[Netarchivesuite-devel] [archive-crawler] Heritrix 3.0 alpha preview available

Søren Vejrup Carlsen svc at kb.dk
Thu Jun 11 12:16:53 CEST 2009


FYI

-----Oprindelig meddelelse-----
Fra: archive-crawler at yahoogroups.com [mailto:archive-crawler at yahoogroups.com] På vegne af Gordon Mohr
Sendt: 11. juni 2009 11:08
Til: archive-crawler at yahoogroups.com
Emne: [archive-crawler] Heritrix 3.0 alpha preview available

A preview/alpha testing version of Heritrix 3.0 is now available.

We encourage expert Heritrix users curious about upcoming changes to 
review this alpha and share their feedback.

Information on obtaining and running this release is available on the 
project wiki:

http://webarchive.jira.com/wiki/display/Heritrix/Heritrix3

Heritrix 3 has a new, Spring-based system for configuring and 
instantiating/launching crawls. The Spring-originated XML configuration 
metadata format is now our format for describing crawls, as well.
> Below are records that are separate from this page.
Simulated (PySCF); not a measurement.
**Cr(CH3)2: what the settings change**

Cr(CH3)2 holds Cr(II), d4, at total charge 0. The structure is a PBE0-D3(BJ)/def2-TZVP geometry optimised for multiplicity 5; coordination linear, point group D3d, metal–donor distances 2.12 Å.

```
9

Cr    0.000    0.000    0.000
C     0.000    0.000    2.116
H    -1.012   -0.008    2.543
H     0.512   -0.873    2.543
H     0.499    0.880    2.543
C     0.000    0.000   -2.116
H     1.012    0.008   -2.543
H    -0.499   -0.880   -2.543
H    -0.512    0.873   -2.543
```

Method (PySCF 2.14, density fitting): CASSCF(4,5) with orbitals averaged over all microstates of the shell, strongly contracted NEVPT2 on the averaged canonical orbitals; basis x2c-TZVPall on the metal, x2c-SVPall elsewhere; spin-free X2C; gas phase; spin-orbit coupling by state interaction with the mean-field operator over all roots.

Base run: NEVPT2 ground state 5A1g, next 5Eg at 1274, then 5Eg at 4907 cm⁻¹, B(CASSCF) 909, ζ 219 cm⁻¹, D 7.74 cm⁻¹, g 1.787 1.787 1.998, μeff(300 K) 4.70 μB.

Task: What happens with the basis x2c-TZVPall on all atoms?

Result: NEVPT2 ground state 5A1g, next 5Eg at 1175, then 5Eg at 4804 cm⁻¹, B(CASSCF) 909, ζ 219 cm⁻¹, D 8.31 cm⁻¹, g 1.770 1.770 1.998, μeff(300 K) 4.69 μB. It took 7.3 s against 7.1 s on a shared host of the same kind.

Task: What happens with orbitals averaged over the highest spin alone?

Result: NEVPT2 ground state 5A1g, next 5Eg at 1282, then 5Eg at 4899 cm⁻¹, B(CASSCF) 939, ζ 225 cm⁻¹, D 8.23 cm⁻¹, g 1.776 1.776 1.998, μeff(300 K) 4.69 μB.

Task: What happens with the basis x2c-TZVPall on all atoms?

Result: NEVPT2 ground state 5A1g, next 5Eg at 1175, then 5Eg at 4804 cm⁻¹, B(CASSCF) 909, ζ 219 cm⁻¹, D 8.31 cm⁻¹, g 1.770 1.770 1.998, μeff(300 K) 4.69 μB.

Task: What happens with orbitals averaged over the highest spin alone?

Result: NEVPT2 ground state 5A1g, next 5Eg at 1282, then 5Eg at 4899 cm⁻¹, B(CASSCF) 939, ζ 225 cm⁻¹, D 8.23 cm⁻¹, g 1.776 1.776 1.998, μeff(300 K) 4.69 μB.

The web-based user-interface in Heritrix 3 has been streamlined and 
updated to have consistent URLs and simple forms for most actions, 
including viewing and editing job files or running arbitrary script code 
within the context of a job. Programmatic operations against the web 
interface have replaced JMX as the preferred manner to remote-control 
Heritrix.

Also, Heritrix 3 moves to a model where a single job, in a single job 
directory, may be be relaunched in place many times (instead of creating 
a new job directory before each launch).

As a prerelease test version, there are still known gaps in 
functionality, interface, and documentation; we're working towards a 
official 3.0 release in July. The current prioritized roster of issues 
to be addressed is viewable in the project issue tracker.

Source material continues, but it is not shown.